PCI Express (PCIe) is one of the most reliable and robust high-speed protocols ever designed. Why? Because it includes multiple layers of error detection, correction, reporting, and recovery. In this part, we focus only on PCIe-specific error handling mechanisms.
1. PCIe Error Types (Based on Severity)
PCIe classifies errors into three major categories:
| Error Type | Impact | System Behavior |
|---|---|---|
| Correctable | Error is fixed automatically | No system impact |
| Non-Fatal | Affects transaction but link stays up | Software recovery needed |
| Fatal | Link/device failure | Requires reset or re-enumeration |
2. Error Classification by Layer
| Layer | Examples of Errors |
|---|---|
| Physical | Signal loss, lane failure |
| Data Link | LCRC error, Replay timeout |
| Transaction | Malformed TLP, Unsupported request |
3. PCIe Error Reporting Features
PCIe uses config space registers to log and report errors:
- Device Status / Control Registers
- AER (Advanced Error Reporting) Capability
4. Advanced Error Reporting (AER)
AER is an optional but widely used feature.
It includes:
- Correctable Error Status
- Uncorrectable Error Status
- Header Logs (captures offending TLP)
- Root Error Status (aggregates errors)
Registers help software identify exactly what went wrong.

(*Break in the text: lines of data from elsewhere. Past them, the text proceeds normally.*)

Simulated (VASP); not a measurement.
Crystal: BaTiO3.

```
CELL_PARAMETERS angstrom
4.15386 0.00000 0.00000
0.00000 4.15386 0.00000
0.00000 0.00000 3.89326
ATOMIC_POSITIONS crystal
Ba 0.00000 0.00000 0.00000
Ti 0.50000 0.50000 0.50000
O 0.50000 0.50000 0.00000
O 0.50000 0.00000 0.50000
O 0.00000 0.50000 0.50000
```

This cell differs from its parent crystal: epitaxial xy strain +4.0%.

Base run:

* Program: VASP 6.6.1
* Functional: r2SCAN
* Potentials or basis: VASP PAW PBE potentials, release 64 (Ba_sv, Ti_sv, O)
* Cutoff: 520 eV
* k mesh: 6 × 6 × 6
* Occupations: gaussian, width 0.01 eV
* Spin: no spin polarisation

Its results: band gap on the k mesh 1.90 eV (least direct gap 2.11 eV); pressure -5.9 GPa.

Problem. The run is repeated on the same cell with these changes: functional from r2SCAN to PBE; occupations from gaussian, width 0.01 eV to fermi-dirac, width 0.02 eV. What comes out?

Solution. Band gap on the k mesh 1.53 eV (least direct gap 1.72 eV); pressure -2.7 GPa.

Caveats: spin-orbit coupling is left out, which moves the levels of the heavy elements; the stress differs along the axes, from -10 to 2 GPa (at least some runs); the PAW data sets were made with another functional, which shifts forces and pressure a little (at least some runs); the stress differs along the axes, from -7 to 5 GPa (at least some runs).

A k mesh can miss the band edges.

5. Transaction Layer Errors
5.1 Malformed TLP
- Invalid header
- Wrong length or format
Action: TLP is dropped, error logged.
5.2 Unsupported Request (UR)
- Address not accessible
Action: UR completion TLP sent back.
5.3 Completion Timeout
- No response received in allotted time
Action: Non-fatal error
6. Data Link Layer Errors
6.1 LCRC Error
Each TLP has a Link CRC (LCRC) to detect corruption.
Process:
- Transmitter sends TLP with LCRC.
- Receiver calculates LCRC.
- If mismatch → send NAK.
- Transmitter replays TLP from Replay Buffer.
This guarantees reliable delivery.
6.2 Replay Timer Timeout
If ACK/NAK not received → error.
7. ACK / NAK Flow (ASCII)
Sender ---- TLP ----> Receiver
|
| LCRC Check OK
V
ACK Sent
Sender ---- TLP ----> Receiver
|
| LCRC Check FAIL
V
NAK Sent
Sender replays TLP
8. Replay Buffer
Sender stores recent TLPs in a Replay Buffer until ACK is received.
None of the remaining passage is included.